An atmospheric hard sci-fi adventure, The Invincible wastes no time in throwing you into the thick of things: your robot helper is malfunctioning, a member of your research crew has seemingly gone mad, and to make matters worse, the other three members are missing. The demo provides a slow trek across a series of desolate – yet still majestic – alien landscapes on the planet Regis III as protagonist Yasna attempts to figure out exactly what’s going on, and sadly, the experience is cut short just as you are about to get some potential answers… but let’s be honest, that was probably the point of the demo.

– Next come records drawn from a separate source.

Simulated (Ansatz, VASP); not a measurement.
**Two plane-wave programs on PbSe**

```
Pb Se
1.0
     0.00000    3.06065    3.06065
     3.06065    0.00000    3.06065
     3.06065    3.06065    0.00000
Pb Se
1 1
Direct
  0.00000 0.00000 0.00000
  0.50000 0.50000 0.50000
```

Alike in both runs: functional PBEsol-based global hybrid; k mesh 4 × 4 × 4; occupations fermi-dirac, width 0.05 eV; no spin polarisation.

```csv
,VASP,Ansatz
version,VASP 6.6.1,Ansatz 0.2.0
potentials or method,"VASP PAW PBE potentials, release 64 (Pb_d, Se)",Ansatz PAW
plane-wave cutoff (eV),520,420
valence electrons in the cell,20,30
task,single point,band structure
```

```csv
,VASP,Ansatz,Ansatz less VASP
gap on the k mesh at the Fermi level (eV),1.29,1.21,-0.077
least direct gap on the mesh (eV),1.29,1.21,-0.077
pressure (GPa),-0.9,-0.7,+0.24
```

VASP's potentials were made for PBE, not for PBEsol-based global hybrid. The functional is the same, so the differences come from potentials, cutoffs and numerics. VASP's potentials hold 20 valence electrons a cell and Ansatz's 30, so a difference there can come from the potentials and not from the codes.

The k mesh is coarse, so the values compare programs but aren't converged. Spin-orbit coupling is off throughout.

This one’s for you action-roguelike enthusiasts – Midautumn is a lovely pixel art game with a spunky protagonist that offers much of what you’d expect from the genre, but does so with a twist. And by twist, I mean… Lunar Blood. What is Lunar Blood, you may ask? Well, it’s the thing you absorb in order to be able to attack during your dungeon runs, except… it can go bad. As in, the Lunar Blood in you can rot after a few seconds, after which it will only cause damage to your health instead of acting as a projectile. So basically: gotta go fast, gotta shoot fast, and… that’s it. I think. (There’s probably more to it, but I’m not the best roguelike player in the world, so please excuse my ignorance.)

Ghostpia: Season One

The demo of Ghostpia: Season One continued this trend of games catching me off-guard with unexpected revelations, although to be fair, with the word “ghost” being in the title, I probably should’ve seen this one coming. Anyway, this is a visual novel with an adorable art style and some wonderful music, and it’s about a city of “ghosts” (immortals, really) who can only go out at night because sunlight happens to dissolve their bodies. Yup. They can’t really die, though, and the next day, everything is back to “normal” – the town itself is considered a utopia, but not everyone is happy to be there: and so, the narrative follows a lonely, immortal girl called Sayako who instead dreams of crossing the endless snowfields around the city in order to return to her hometown.


My first thought upon launching Demonschool and getting a few minutes into it was this: “wait, this music reminds me of Shin Megami Tensei”. So yeah, the soundtrack is really good, is what I’m saying. The gameplay was fun as well, with classic tactical RPG fundamentals that all play out in ways I really enjoyed – first, you get a planning phase where you dole out orders and see their expected consequences, and when you’re done, you hit “Action” and watch everything happen at once. Demonschool is also a visual treat, by the way, though the screenshots sort of speak for themselves, really. All in all, this was probably my favorite demo of the bunch, so do give it a look if you’re interested.

LudoNarraCon 2023 may be over, but the demos mentioned above are still available to try (at the time of writing, anyway), so if any of our picks managed to pique your curiosity, don’t hesitate to take them for a spin yourself.